Los Molinitos de la Gente
The People’s Gristmills, 1600-1950
By José A. Rivera, Levi Romero, and Enrique R. Lamadrid
After the Spanish introduced wheat to the Americas, molinitos (small gristmills) in New Mexico played a major role in the agricultural economy for centuries. Wheat, in its ground form as flour, was a staple during the Spanish colonial period of the fledgling Province of Nuevo México. Whole kernel flour could spoil, so it was baked into bizcochos (hard tack) that dried easily and kept for months. To process raw wheat, local mills became essential infrastructure along with the acequias that powered them.

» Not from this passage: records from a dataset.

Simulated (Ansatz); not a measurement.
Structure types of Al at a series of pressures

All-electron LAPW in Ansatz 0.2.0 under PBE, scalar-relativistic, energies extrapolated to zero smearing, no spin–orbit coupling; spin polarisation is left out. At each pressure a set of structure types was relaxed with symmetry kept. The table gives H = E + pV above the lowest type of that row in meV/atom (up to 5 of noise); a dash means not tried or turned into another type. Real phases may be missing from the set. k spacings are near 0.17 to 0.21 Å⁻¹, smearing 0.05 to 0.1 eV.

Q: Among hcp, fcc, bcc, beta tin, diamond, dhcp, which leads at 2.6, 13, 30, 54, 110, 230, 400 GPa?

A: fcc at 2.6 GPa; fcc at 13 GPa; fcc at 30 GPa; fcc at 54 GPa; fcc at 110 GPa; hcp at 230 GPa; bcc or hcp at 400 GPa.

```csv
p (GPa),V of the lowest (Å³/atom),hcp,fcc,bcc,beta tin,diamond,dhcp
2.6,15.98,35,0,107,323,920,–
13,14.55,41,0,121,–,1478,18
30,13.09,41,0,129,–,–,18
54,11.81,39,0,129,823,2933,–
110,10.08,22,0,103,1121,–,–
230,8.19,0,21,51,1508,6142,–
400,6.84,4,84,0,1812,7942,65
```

The Pueblos welcomed wheat cultivation, and the staple grain became a part of their diet, alongside corn. Many hundreds of loaves are baked for Feast Days in hornos (outdoor ovens), and to this day, traditional Pueblo enchiladas are made with wheat tortillas, since corn tortillas were introduced much later, along with the large white concho nixtamal corn used to make them. The Pueblos also appreciated the advanced milling technology introduced by the Spanish pobladores (settlers). Previously, corn was laboriously hand ground by women using a mano and metate.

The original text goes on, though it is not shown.